Motorcycle Classics and Dairyland Cycle Insurance are building a retro bobber — and you could win it!
Here’s what our brand new Bonneville looked like when it arrived at the MC offices.
Here’s our brand new Bonneville after an afternoon spent pulling it apart. Now the real work begins - putting it together the way we want it!
We're going to drop our Triumph down a little closer to the ground, and to do that we'll install a set of shorter aftermarket performance shocks and also push the front forks a little farther up into the steering yokes.
Proably the hardest part of our afternoon's work was removing the stock exhaust system, which we'll be replacing with an aftermarket unit. The first step in removing the exhaust is loosening the crossover pipe connecting the left and right sides.
Next up is removing the nuts holding the header pipes to the cylinder head. Best practice is to just crack the nuts loose, one after the other, before loosening them completely.
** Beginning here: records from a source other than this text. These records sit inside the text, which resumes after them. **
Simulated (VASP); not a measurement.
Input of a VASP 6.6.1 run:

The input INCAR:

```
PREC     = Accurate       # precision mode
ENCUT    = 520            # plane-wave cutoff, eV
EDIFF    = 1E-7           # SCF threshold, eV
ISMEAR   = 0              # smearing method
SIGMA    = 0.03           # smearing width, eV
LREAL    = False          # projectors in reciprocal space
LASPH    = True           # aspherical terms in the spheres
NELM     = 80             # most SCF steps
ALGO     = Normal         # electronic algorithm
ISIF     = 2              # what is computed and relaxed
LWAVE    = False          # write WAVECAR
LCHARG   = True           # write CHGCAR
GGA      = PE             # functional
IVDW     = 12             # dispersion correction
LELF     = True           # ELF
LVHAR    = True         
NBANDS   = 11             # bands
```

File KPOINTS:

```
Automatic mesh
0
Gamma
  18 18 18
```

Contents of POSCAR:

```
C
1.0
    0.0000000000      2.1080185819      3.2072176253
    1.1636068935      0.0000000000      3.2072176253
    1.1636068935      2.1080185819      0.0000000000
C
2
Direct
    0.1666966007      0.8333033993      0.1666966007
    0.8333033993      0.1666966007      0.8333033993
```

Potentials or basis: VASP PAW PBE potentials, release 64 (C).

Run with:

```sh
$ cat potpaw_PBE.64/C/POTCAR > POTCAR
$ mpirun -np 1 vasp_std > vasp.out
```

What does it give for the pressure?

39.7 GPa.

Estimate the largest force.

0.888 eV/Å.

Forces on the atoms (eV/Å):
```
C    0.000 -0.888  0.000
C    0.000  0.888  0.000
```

To get to the bolt that holds the rear of the header pipe you have to remove the right side cover, shown removed here, followed by the right side foot peg/brake pedal assemly, which you'll see in the next photo.
After removing the side cover we also removed the right side foot peg/brake lever assembly. That's necessary to access the bolt that holds up the rear of the header pipe, which you'll see in the next photo. This photo shows the exhaust system already removed.
Here you can see the rear header pipe mount. There's no good way to remove this bolt without first removing the side cover and the foot peg/brake pedal assembly.
The muffler is held on at the rear by the rear footpegs. We're going to install a solo saddle which means we won't need rear footpegs, so these aren't going back on.
Removing the headlamp shell is easy because the wiring is mostly fool proof thanks to unique terminal ends for each cluster of wires - with the exception of the turn signals, which use the same black/white wiring left and right but plug into different colored receptacles. We made sure to tag the wires in the loom for left and right signals.
Here's a closer view of the rear of the frame with the fender removed. We're going to cut or "bob" the upper frame rails where they kink inwards before reaching back to the rear of the bike. The wiring will all nest nicely under the solo saddle we're going to install.